SURF COUNTY USA : REPORTER’S NOTEBOOK : It Wasn’t Heavy, It Was Just My First Surfboard
Little Joel Buonassissi, age 10, stood at the water’s edge at Bolsa Chica State Beach. He was garbed in a neoprene-and-nylon wet suit with bright, neon colors, the style that has become de rigueur for today’s young surf generation.
“Hey, wanna see my new surfboard? It’s cool. It like weighs 2 pounds,” he chirped.
He then proudly pushed his board toward me. It was new, there was no doubt about that. The body of the board had neither a ding nor a scratch. As I turned the board, the sun’s rays glinted off the three short bottom fins. It stood just 5 feet, 2 inches. And the whole thing couldn’t have weighed more than 5 1/2 pounds. Six pounds, tops.
Joel is a grommet, one of those kids on the beach who live to surf, who idolize the pros--including many of the world’s top surfers who arrive on Huntington Beach’s shore this week for the Op Pro Surfing Championship, the largest surfing event on the U.S. mainland.

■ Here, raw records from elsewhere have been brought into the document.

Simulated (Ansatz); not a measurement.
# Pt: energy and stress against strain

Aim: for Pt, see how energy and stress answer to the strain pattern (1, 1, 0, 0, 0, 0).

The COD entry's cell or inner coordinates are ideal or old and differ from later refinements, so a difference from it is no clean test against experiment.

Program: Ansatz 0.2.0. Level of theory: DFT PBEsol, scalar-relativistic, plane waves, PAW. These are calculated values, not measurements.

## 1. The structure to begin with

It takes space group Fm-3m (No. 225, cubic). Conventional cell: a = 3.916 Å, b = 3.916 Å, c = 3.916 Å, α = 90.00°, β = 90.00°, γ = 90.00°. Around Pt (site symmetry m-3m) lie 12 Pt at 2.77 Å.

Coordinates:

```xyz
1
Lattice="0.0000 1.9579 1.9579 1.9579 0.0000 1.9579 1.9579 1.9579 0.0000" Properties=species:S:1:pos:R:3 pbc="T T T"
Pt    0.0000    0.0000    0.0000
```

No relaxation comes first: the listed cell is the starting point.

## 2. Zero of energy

With his new surfboard and hot-looking wet suit, Joel was truly a state-of-the-art Southern California youngster. So I asked him if this was his first new surfboard. He giggled.
“Naw,” he said, “It’s my eighth.”
With the average cost of junior-size surfboards at $200 to $300, Joel’s garage must be heavily guarded. His parents in Seal Beach must have found a tunnel to Ft. Knox.
Quite a contrast to my first surfboard. I was an 18-year-old ex-swimmer from Wilson High School in East Los Angeles, and my board was large, a 9-foot, 6-inch fiberglass Velzy model. It was used. Half was owned by a friend of mine who had a car, so it stayed in his garage.
It cost $90 and was one of the few prized possessions I had. It was so wide and heavy that carrying it was a two-person job. You could do it yourself, but you had to hoist it over your shoulders and balance it on your head. It weighed a ton.
My friend had this little MG sports car, and we would stick the behemoth behind the front seats and head south to the beach. Of course, getting out of City Terrace in East Los Angeles with a surfboard on top of your car in the late 1960s was always interesting. But if I was stopped by the local hoods, I would say I stole the board from some blond-haired surfers. They seemed to like that and never gave me any problems.
In those days, my friend and I used to head for Orange County and Tin Can Beach, the area now known as Bolsa Chica State Beach. Then, you could park free on both sides of Pacific Coast Highway. When you got bored with surfing, you could watch a speedboat pull water-skiers on the highway’s inland side, where an ecological preserve is now located.
Surfing was simpler then. All you needed was a board, some wax and, if you were lucky, a wet suit. The wet suits, which were made of rubber, were unlined and chafed your armpits raw.
The big debate at the time wasn’t whether you were going to smash your board “off the lip” of a wave, or pull a floater, but whether you paddled “prone” or on your knees.
When we had time, we drove down to Main Street by the Huntington Beach Pier and checked out the surf shops, such as The Greek or Chuck Dent’s store.
If you surfed Huntington, sooner or later you had to have a Greek or one of Chuck Dent’s boards.
Most of the boards then had single skegs, which serve as a rudder. They were huge, lethal-looking things that stuck out from the bottom of the board about 10 to 12 inches.
Today, skegs are called fins. And Joel’s peers wouldn’t be caught dead with a single- fin board. It’s got to have three.
Oh, there are purists who still prefer single-fin boards. But to youngsters such as Joel, they are as ancient as black-and-white TVs--or 1960s vintage surfers.